Do all sounds have a musical pitch?


Why does, say, a note on a violin have a “pitch”, but the sound made when I bang a table doesn’t have a “pitch”.

In: 1

When the sound energy is concentrated into one or more frequencies, it’s perceived as having pitch, or we can say it’s *tonal*.

When the sound energy is broadly distributed across a wide range of frequencies, it’s perceived as noise. Different distributions get different names (white noise, pink noise, etc). A balloon popping is an example of noise.

You can selectively filter noise, and in the process you can give it a tonal quality. If you make a shhhhh noise and shift your lips from an ‘o’ shape to an ‘e’ shape you’ll shift the frequency distribution and give the sensation that while they’re both noise, one seems to have a higher pitch.

A drum head produces a wide range of frequencies (noise) but also has some *standing waves* which have particular frequencies so it can be tonal. Some drums are more noise and less tone, whioe other drums (eg tympani) are more tone and less noise.

When you draw a bow across that violin string, you’re dragging the string out of position and its returning force makes it slip back from the bow, many times pwr second. How many times that happens per second is a function of that returning force and the weight of the string; that number of times per second dictates the fundamental pitch of the sound.
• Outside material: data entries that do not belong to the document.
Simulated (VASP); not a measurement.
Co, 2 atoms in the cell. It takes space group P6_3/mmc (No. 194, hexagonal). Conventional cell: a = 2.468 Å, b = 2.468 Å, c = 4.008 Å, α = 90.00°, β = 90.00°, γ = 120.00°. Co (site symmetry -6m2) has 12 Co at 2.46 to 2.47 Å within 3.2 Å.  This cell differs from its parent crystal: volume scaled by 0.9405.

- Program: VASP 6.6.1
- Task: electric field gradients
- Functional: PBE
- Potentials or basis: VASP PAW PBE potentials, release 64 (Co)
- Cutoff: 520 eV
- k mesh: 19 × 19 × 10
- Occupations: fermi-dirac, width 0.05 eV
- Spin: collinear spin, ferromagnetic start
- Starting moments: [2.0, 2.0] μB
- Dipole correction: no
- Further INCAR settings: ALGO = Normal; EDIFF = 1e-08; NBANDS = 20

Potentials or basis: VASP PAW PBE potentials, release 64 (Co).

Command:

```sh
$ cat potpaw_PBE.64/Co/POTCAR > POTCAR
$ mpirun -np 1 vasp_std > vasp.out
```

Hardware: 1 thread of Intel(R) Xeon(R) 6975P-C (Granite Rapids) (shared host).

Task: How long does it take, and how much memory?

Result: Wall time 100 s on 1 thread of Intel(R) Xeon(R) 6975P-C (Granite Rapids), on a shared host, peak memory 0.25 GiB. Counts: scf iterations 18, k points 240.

When you bang a table, every little bit of it is displaced and experiences a returning force. Its irregular shape and irregular density means that the wobbles which are set up in all the different parts of the desk have many, many different frequencies. It’s not tonal, and you hear it as noise.

^(edit: added the bits about the violin and desk which OP asked about)

Something that has a pitch is just any sound that repeats at some frequency.

When you pluck an “A” guitar string, it vibrates 440 times per second, which creates pressure waves of air that repeat 440 times per second too. That’s its pitch.

When you bow an “A” violin string, it also vibrates 440 times per second. The type of vibration and the way the pressure waves reverberate through the instrument are really different, so the shape of the sound itself (the “timbre”) is really different, but just like the guitar string, the sound repeats itself every 1/440 of a second.

When you sing, your vocal cords are vibrating a certain number of times per second too. The shape of your mouth affects what it sounds like, but the frequency – the pitch – is just based on that fundamental vibration.

When you bang on a really solid table or clap your hands, the sound is more instantaneous – it doesn’t vibrate, so you’re just hearing the instantaneous pressure wave of air rushing away as you strike something and the air between your hand and the object moves out of the way. If there’s no periodic vibration, there’s no pitch.

When you hit an object that vibrates, though – even a little bit – it does make a pitch, but sometimes it’s too low or too high for us to perceive it that way. If you record the sound and the speed it up or slow it down, you can hear the pitch, like in this video:

All sounds most definitely make sound waves at a variety of frequencies. For it to be “musical” I suppose it would have to consist of a fundamental frequency and additional frequencies that are harmonics of that fundamental.

Although, a lot of percussion would evade that strict definition. So maybe I’m just full of crap?